Mail is no longer being processed directly in East Texas.
We first told you back in February that the East Texas Processing and Distribution Center would be closing its doors by June 1.
Mail has gradually been moving out of the center since April 1, and last Saturday, May 18, the last pieces of mail were processed here in East Texas.
And the closure affects more than just your mail.
I sat down recently with two postal contractors whose routes have been affected by the closure.
They asked us to protect their identities because they are afraid they'll lose more routes by speaking out, but they wanted people to know just what this closure means for the people of East Texas.
The USPS says there were just over 200 employees working at the East Texas P&DC, and that none of them were laid off.
"No employee has been laid off or terminated due to this organizational change. All employees were offered new positions with the organization, and if they voluntarily decided it was not in their best interest to accept this position, it was a voluntary decision that that employee made," said McKinney Boyd, the USPS spokesperson for the Dallas district.
But that's not how one postal contractor sees it.
"They haven't been laid off. They've been forced into retirement," he said. "They had the option of being transferred or finding another job somewhere else."
How the closure affects employees depends on what their contract says - some employees are protected by a clause that says they must be offered a job of some sort within 50 miles of where they used to work.
"There's two different kinds, there's clerks and mail handlers," one contractor said. "Now the clerks, yes, they have a contract that says 50 miles. Mail handlers don't have a contract. They can transfer them to Prudhoe Bay, Alaska. They either take it or walk."
Even though the contractors don't work inside the P&DC, the closure is affecting them, too.
"It does away with a route which has been established here in East Texas for over 20 years," one contractor said. "That route's no longer going to exist."

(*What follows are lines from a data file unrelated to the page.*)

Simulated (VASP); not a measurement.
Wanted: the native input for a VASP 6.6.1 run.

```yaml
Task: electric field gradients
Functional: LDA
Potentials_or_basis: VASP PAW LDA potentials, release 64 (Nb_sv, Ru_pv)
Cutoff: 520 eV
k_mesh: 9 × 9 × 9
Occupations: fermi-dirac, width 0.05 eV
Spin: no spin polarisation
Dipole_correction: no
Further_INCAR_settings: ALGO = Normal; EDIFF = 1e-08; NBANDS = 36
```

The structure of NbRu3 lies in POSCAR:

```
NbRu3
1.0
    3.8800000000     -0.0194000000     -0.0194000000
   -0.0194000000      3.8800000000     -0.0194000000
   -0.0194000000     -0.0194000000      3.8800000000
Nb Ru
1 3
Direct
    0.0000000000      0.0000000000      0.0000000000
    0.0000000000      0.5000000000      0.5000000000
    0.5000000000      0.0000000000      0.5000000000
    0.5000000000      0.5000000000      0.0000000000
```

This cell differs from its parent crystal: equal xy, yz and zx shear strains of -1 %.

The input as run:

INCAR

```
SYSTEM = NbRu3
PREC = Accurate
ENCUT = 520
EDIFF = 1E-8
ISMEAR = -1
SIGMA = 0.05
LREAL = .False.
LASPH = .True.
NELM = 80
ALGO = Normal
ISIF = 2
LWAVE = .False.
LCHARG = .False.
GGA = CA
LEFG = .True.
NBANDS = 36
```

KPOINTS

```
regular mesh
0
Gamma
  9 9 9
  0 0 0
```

"We're going to have to bid on other routes in other states, or do other jobs," said another contractor.
The USPS says the closure is happening because the organization is losing $25 million each day, and that closing this center will save about $14 million a year.
"We certainly apologize for this inconvenience to those employees, but at the same time, the organization is looking at ways to reduce and still a loss of $25 million," said Boyd. "And at the same time, it's being quite sensitive as far as offering employees the opportunity to learn a new task and new job in the postal service."
Boyd could not tell us how many employees were able to find jobs within the 50 mile radius of the Processing and Distribution Center, how many employees were forced to transfer elsewhere, or how many employees chose to retire.
While this closure is devastating for the people who work in the postal system in East Texas, it also affects every person in the area, because mail is now traveling outside the region to be processed before it's delivered.
Mail from zip codes beginning with 756 will be processed in Shreveport and mail from zip codes beginning with 757, 758, and 759 will be processed at the North Texas Processing and Distribution Center in Coppell.